Now, we’re ready to create shorter, but still-human-readable names for the variables. My preferred style is to use lowercase names with underscores.

clean_survey_names <- function(df) {
  # Create shorter names for variables
  df <- dplyr::rename(df, time_stamp = Timestamp)
  df <- dplyr::rename(df, r_exp = `Your current level of experience/expertise with R`)
  df <- dplyr::rename(df, other_langs = `Other programming languages you know`)
  df <- dplyr::rename(df, beverage = `Your favorite beverage`)
  df <- dplyr::rename(df, age_yrs = `Age in years`)
  df <- dplyr::rename(df, sleep_hrs = `Preferred number of hours spent sleeping/day`)
  df <- dplyr::rename(df, got_s8 =  `Your enthusiasm for \"Game of Thrones\" Season 8.`)
  df <- dplyr::rename(df, day = `Favorite day of the week`)
  df <- dplyr::rename(df, tidy_data = `Are your data tidy?`)
  
  return(df) 
}

Let’s clean the names.

survey <- clean_survey_names(survey)

Next, we’ll want to make a ‘tidier’ data frame with the languages a person reports knowing. A tidy data file for this would be ‘longer’ with a column called, say lang_known and with duplicate values in the other fields.

gather_known_langs <- function(df) {
  # Create tidy data tibble when there are multiple languages known
  df1 <- dplyr::select(df, time_stamp, python:msdos)
  df2 <- tidyr::gather(df1, "lang", "lang_known", -time_stamp)
  df3 <- dplyr::filter(df2, !is.na(lang_known))
  df4 <- dplyr::select(df3, -lang)
  df5 <- dplyr::left_join(df, df4, by = 'time_stamp')
  df6 <- dplyr::select(df5, -other_langs, -(python:msdos))
  return(df6)
}

We’ll use the dplyr::gather() function for this. Michael is about to go into great detail about this sort of data munging.

survey <- gather_known_langs(survey)

Finally, we’ll clean-up the Is there a reproducibility crisis? variable we’ve already renamed crisis.

survey <- clean_repro_crisis(survey)

Cleaning data with functions

You’ll note that I’ve written separate functions to deal with each step of the data cleaning. This seems like good practice to me since I really want to think about each variable separately. If I create a separate function to clean each variable, I can also keep separate things separate.

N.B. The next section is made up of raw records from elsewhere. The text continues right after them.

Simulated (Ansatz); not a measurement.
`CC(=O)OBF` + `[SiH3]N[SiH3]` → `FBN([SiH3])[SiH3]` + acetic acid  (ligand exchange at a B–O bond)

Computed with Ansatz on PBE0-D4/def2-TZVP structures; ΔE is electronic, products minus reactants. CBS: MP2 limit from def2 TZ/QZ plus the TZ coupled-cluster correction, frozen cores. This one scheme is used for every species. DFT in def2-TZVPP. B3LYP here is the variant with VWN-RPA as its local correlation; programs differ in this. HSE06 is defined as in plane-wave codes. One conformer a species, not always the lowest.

At the top of the R/survey.R file, you’ll see functions that combine these simplier functions:

To combine the steps I used to clean the data, I run:

clean_survey_data <- function(df) {
  # Clean the 2019 R Bootcamp Survey Data
  
  df_0 <- clean_timestamp(df)
  df_1 <- clean_other_languages(df_0)
  df_2 <- clean_hrs_sleep(df_1)
  df_3 <- clean_survey_names(df_2)
  df_4 <- gather_known_langs(df_3)
  df_5 <- clean_repro_crisis(df_4)
  
  return(df_5)
}

This means that to update and clean the survey data, something I’ve done many times, I just run:

survey <- get_survey_data
survey <- clean_survey_data(survey)

This automates the entire process and makes it REPRODUCIBLE.

The last step is to save the new cleaned file so we don’t have to do this again.

save_survey_data(survey, params$data_file_out)

Indeed, I’ve written an update_survey_data() function that combines all of these gathering, cleaning, and saving steps:

update_survey_data <- function() {
  save_survey_data(
    clean_survey_data(
      get_survey_data()
      )
  )
}

Visualization

Now, we follow Mike Meyer’s advice: “Plot your data!” Who’s Mike Meyer? Rick’s stats professor from grad school. He had us use ‘Splus’ a forerunner of R, and he was an inspiring and funny professor.

Descriptive plots

R_exp_hist <- survey %>%
  ggplot() +
  aes(x=r_exp) +
  geom_histogram(stat = "count") # R_exp is discrete
## Warning: Ignoring unknown parameters: binwidth, bins, pad
R_exp_hist
Distribution of prior R experience

Distribution of prior R experience

We observe that this is not ordered in the way we’d expect, so let’s fix that.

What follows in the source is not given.